Why logging is important
Logging your code plays a very crucial role to support your service into production. Without enough logging, it becomes very difficult to debug issues into production.
The support team can find difficulties to support customer issues with a lack of logging. As a result, more problems to solve by the engineering team. Some of them can be related to invalid inputs or invalid data from customers. These problems are difficult to solve by the engineering team. Hence, loss in development productivity.
For example, on the e-commerce website, few customers reported that the Order Details page has issues with missing images, details, and tracking information. The sample logs recorded during Order details API call.
How to Design proper Instrumentation or logging
Various aspects need to consider while instrumenting your code. For instance, correlation logs, what technology to choose, data retention, costing, and many more. But some of them are mandatory and part of fundamental engineering. These require detailed planning and thought process ahead of time.
End to End Correlation
Each API request should have a unique identifier that should be tied up with all logs statements related to this request. Correlation id or request-id are common unique identifier. The Http request receives the unique identifier in its request header.
For instance, you can generate GUID into the client application and send this value as an HTTP header with any key name. For instance, x-correlation-id.
Contextual Log statements
Use contextual and simple log statements which will help the reader to understand the purpose of the log. For instance, while fetching order details API, you can see the following logs are easily readable.
Different types of logs
Common Log types are Informational, Verbose, Warning and Error.

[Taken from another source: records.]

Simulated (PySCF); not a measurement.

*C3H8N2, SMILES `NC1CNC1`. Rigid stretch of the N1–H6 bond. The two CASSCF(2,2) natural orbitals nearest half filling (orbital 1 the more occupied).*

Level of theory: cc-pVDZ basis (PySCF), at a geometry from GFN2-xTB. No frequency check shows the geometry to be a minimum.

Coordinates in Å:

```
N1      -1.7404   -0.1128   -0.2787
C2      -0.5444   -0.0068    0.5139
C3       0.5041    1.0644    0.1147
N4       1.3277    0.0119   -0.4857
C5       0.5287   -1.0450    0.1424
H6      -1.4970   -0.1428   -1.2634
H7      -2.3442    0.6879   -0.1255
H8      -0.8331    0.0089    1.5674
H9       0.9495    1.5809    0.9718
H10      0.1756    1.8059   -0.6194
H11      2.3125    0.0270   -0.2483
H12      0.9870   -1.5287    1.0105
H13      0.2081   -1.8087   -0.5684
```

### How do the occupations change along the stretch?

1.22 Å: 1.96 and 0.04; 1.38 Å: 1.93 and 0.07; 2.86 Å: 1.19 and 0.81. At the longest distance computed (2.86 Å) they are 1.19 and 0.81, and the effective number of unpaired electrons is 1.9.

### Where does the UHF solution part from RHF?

|Informational (Info)||Record the general information talks about the progress and flow of the process. For instance, Start/stop of service, intermediate checkpoints, etc. This type should be default ON into Production systems.|
|Verbose||More than General Information which records granular steps. For instance, each iteration of for loops with different parameters logged, any other system information which is only needed in specific scenarios. This type of log is not recommended to keep ON. This should be enabled only in certain circumstances where Info logs are not enough to debug.|
|Warning||Any potential warning may cause side-effects, but it will not abort the execution of process. For instance, Shipment tracking information call is failing, due to which this information cannot be shown on the order details page. But other order details are available. This kind of information should be recorded as Warning.|
|Error||Any errors/exceptions which will abort the further execution of the process. Generally, this type of logs is recorded into a try-catch() block where exception handling is needed.|
Verbose level logging helps to discover internal issues that are not available with Informational logs. As a result, the support team can easily understand what is wrong with this order.
Avoid Sensitive / PII (Personal Identifiable Information)
Personal Identifiable Information (PII) is any information that can identify an individual. For instance, name, email address, telephone number, or social security number.
Due to Data Privacy and Compliance reasons never log any PII information of your users. You can read more about Data Privacy.
When logging API requests, ensure that the Authorization header is removed or replace the value with some static arbitrary value. In addition, if your API only works with Bearer token, then look for all HTTP header values, query string parameters. If any of value found with Bearer keyword, then replace this value. This approach will help if by mistake caller provided incorrect header key with the bearer token. As a result, a bearer token can be present in the logs. Hence, your logs can flag for non-compliance.
Application Monitoring Tools
These days various options available for instrumenting your code. For instance, Microsoft Application Insights, New Relic, AppDynamics any many more. To abstract your instrumentation technology, you can choose any of these tools which suit your requirements.
Anyone from the team should be able to identify the production issue in less than 5 minutes from logs. If your team can achieve this, then you are following best practices for instrumenting your code.
Happy Logging. 🙂